Welcome to Fantasy Magazine! We’re so pleased to run your beautiful and tragic story, “Your Ticket to Hell” in this month’s issue. This one is truly a heart-breaker–can you tell us how this story came about?
The initial idea came from a trip to Ireland that I took with my partner a few years back. We’d planned a day trip to the Aran islands, but on the day the weather was gray and wet, with a rain that alternated between the kind that stings your face, and the kind that soaks into you no matter how wrapped up you are. The queue to wait for the ferry that morning was a miserable sight. When the ferry arrived, most everyone took shelter in the inside seating, but then, as the ferry departed, the waves got crazy and the whole ferry rocked violently. One by one, people all around us ran out to the deck to be sick, escorted by the ferry’s crew. I think that was when the “Ferry to Hell” idea first emerged. Later, on one of the islands, we wandered for a bit. At the top of a hill, I looked down on the island below us and the many stone pasture walls looked like the walls of an immense labyrinth. Those images stuck in my mind long after we returned home. They became the premise of the story, its shell, but the meat of it, the emotional center, was taken from my personal life. I like to take events that actually happened, to me or others, then alter them slightly. I find that for me, the writer, it lends them a kind of truth, while also giving them a separate fictional life.

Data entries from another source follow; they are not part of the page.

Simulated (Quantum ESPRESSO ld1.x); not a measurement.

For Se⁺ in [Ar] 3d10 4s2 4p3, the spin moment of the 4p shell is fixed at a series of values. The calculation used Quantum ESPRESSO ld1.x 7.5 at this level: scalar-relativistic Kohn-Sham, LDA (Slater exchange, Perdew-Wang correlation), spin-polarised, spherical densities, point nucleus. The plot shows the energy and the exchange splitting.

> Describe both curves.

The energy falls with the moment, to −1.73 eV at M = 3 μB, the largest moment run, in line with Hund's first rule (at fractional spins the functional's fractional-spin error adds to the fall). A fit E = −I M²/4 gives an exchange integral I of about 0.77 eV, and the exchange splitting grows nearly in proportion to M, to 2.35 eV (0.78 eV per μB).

Your use of second-person in this piece was really effective, I think because there really is something universal about the kind of suffering your character is experiencing that we can all identify with, so being addressed as “you” throughout felt natural in a way that it often doesn’t. It feels like a deeply personal piece, but just as personal to the reader. Did the narrative naturally begin that way? Was there a specific goal in the reader experience that made that the right tool for the job?
I’ve experimented with second-person narration before, but always as part of a story (interspersed with third-person, for example) and not the whole. I’m not sure what led me to it here, but it just felt right from the start. It’s always a concern that the experience you’re trying to convey won’t translate, and the reader won’t connect with it, like you referenced, but I’d hoped there was something universal about the subject matter to help bridge the gap. And even if specific events don’t resonate with a reader, the hope is that the emotional content does. That’s always the trick of it all; as a writer, even if you feel like you captured the feeling you were hoping to capture, it’s not a guarantee that the story will evoke that same feeling in a reader. That said, I don’t need the reader to feel exactly what I felt writing it, but I do want them to feel something.
The truly tragic thing is that mercy is what leads your characters to make the decision that they do, but it’s that decision that haunts them both. Tellingly, though, the protagonist’s mother isn’t there—which is the one thing that would have made their pain even worse. What can we take from that, both about their decision, and what might be the opposite of this Hell they’ve consigned themselves to, where she might be found?
I think there are different ways to look at it. I think if you accept the reality that this is a true Hell, then you’d probably logically assume there would be a Heaven and that that’s where the mother went. Or if not Heaven, then maybe some kind of rest. If Hell is eternal toil and drudgery, then maybe Heaven is peace and contentment, even for just a moment. Of course, if she went to Heaven, does that portray the “crime” of the story in a different light? I’m not sure. Another way to look at it is that when someone you love dies, and you’re left behind, you do live in a kind of Hell for a time. When it comes to serious illness, I think we often find some relief knowing that the person who died has escaped their hell, that their pain and suffering has stopped. But the pain and suffering of those grieving them is only just starting.
Like any number of Gen-Xers, I have a tattoo of the key to Hell from Neil Gaiman’s Sandman: Season of Mists, the theme of which was that Hell is often of our own making, but importantly, “We don’t have to stay anywhere forever.” That ticket out of Hell is in your character’s pocket. What would it take for them to use it, and what would it look like if they did?
I think it’s possible that the protagonist of this story would use the ticket. At some point. At the time of the story, at that point in their journey, they haven’t come to terms with what’s happened. And it’s possible they never will. I don’t think grief ever truly goes away, but it does change over time. Guilt, however, is something that can be overcome, sometimes by forgiving yourself. I’d like to believe that, with time, that ticket would be used, and the protagonist would emerge from Hell a little wiser. I’d like to believe that will happen for all of us. I guess it’s the optimist in me.
What are you working on now, and what can we look forward to seeing from you in the future?
After a bit of a break from writing, I’ve come back with a renewed enthusiasm. I have a story forthcoming in Beneath Ceaseless Skies, and I’m working on several other stories that will hopefully see the light of day soon.